A new bill to change the rules governing how people who convert to Judaism are treated in Israel is threatening a domestic political crisis and has sparked a wider international debate on the nature of modern Judaism.
On Sunday Prime Minister Benjamin Netanyahu told his cabinet colleagues he would oppose the new law in the country's parliament, the Knesset. He warned it would alienate Jews living outside Israel, particularly those in the United States. The issue threatens to split his government.
The law again raises the issue of who is a Jew. It would give orthodox rabbis in Israel almost exclusive control over Jewish conversions, allowing them to determine who is recognized as Jewish and who can get married or buried in Israel as a Jew.
The scope of the bill has caused a furor among more liberal Jews from the Reform and Conservative movements that represent the majority of Jews living outside Israel.
People who are recognized as Jews under Reform and Conservative rules are now accepted in Israel and can become citizens. If this bill passes their identity as Jews may be questioned.
Rabbi David Saperstein from the Religious Action Center in Washington DC is in Israel campaigning against the law.
"It would be an enormous blow to the unity of the Jewish people and the principle of religious freedom in Israel, " he told the Associated Press. "The message will be sent out that the government of Israel does not accept our rabbis and our movement as legitimate."
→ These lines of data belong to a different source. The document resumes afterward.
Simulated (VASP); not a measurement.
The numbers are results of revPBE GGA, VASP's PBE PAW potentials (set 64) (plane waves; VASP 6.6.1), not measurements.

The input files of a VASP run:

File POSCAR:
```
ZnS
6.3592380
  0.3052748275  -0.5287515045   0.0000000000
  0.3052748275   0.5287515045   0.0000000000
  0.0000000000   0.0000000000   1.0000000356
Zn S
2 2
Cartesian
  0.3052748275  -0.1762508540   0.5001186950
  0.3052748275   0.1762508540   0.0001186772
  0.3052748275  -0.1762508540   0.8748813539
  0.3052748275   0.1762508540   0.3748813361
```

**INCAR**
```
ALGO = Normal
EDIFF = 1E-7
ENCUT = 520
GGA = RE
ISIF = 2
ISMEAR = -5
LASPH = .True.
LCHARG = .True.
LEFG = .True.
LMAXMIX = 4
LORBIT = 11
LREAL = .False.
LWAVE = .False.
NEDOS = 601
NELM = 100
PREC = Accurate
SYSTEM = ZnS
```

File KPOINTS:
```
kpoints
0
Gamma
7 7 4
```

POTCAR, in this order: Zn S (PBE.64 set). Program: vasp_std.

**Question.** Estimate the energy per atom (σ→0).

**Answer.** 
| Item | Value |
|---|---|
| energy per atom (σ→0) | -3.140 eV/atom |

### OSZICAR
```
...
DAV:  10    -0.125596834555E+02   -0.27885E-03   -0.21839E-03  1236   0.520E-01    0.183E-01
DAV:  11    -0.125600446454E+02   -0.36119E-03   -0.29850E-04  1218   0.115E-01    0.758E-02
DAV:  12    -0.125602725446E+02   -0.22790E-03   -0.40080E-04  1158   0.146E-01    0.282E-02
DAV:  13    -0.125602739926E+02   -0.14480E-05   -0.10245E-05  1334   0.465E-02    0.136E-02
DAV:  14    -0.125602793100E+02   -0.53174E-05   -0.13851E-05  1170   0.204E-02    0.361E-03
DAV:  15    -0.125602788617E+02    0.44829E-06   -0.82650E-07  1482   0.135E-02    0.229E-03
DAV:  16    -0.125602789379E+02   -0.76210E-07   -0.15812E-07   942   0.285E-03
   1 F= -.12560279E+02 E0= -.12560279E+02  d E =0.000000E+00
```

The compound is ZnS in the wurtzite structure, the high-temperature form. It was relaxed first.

The law was proposed by David Rotem a member of the secular and right wing Israel Is Our Home Party, which is led by Foreign Minister Avigdor Lieberman.
Most of the party's supporters come from the former Soviet Union and immigrated to the Jewish state in the 1992. However, hundreds of thousands of them have questionable ties to Judaism. The new law will make it easier for them to convert by establishing a new system of municipal rabbis. But liberal and conservative Jews are worried by the fact that the guidelines applied during the process of conversion will be determined by the country's orthodox Chief Rabbinate, giving it near-monopolistic power over the coversion issue.
Netanyahu is renowned for his links to the large Jewish community in the United States and he often courts its support in periods of sensitive diplomatic negotiations with the Obama administration. His opposition to the new law is thought to be inspired by his desire to prevent American Jews from feeling alienated from Israel.
Saperstein's Religious Action Center has launched a unprecedented campaign, calling on liberal and conservative Jews in the U.S. to send a letter or fax to Netanyahu. The center even offers suggested wording: "Such legislation would be an open attack on the legitimacy of non-Orthodox Jewry, which as you know comprises the vast majority of world Jerwry," the letter says. It goes on to call on Netanyahu "to intervene and urge immediate withdrawal of the bill."
But Netanyahu's ability to stop the bill may be limited. His two main coalition partners in the government, the religious Shas Party and Lieberman's Israel Is Our Home Party both support the bill.